Opera

Stefania Dovhan: Small-Town Diva Breaks Out

Stefania Dovhan curled up on a bench inside New York City Opera. She leaned her head against the railing of the lobby balcony and gazed out over the Lincoln Center plaza toward the Metropolitan Opera House. She had been there a few days before to see the famous Zeffirelli production of La Bohème, and she’d started crying when the snow began to fall over the despairing lovers in Act III.

“Coming from Germany where there’s so much modern stuff happening,” she said in gently accented English, her dark, wavy hair framing her face and falling over a T-shirt emblazoned with a big pink flamingo, “and seeing something so realistic, it takes me back to when I was a little girl going to the opera and just totally mesmerized by it. I remember coming to Lincoln Center when I was in high school, and this was like a different planet for me. Like, ‘People sing here? They’re so lucky.’ And here I am.”

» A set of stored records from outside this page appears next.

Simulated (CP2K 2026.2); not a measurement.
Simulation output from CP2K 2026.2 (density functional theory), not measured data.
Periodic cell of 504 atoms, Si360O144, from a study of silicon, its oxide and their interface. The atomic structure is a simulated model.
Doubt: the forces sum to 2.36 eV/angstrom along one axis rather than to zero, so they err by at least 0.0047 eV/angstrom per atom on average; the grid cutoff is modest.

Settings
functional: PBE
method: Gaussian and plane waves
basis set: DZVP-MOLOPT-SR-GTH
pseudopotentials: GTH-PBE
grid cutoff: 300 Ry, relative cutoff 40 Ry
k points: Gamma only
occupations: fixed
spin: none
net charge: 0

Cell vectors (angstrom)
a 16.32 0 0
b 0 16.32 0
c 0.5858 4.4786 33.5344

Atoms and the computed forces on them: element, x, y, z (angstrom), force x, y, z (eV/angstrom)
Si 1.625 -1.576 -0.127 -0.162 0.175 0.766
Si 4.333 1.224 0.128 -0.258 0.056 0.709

The 31-year-old soprano is at City Opera rehearsing the role of Adina in Donizetti’s classic comedy The Elixir of Love, which opens March 22. It’s her return to the company after her triumph in Christopher Alden’s production of Don Giovanni in 2009.

In that stylized production, the polar opposite of the lush Zeffirelli Bohème, Ms. Dovhan burned her way through the role of Donna Anna, singing and acting with passionate commitment. It didn’t hurt that she looked gorgeous, with sensuous features and curves. She’s part of a generation of singers well aware that their acting abilities and photogenic faces are almost as crucial as their voices. “Some people listen with their eyes,” as she put it. “It’s a fact of life.”

This is Ms. Dovhan’s breakout moment. For six years she’s been a member of the small opera company in out-of-the-way Hagen, Germany, where she’s gotten to do the big, varied parts she would have had to wait years for at larger houses or in a young-artists program. It’s the old-fashioned, increasingly rare way of starting a career: getting her sea legs and honing her performances in a stable, supportive environment.

Hagen was the first job she ever auditioned for, and she’s now leaving it behind for regular work at a bigger German company in Karlsruhe and the chance to try out the truly unmoored existence of a modern opera singer.

“I’m right now very eager to travel and see other countries and work with other people,” she said. “I don’t need to have a home right now. I’m ready to be freelance. The contract in Karlsruhe is very flexible, and they really want me to go out into the world and sing.”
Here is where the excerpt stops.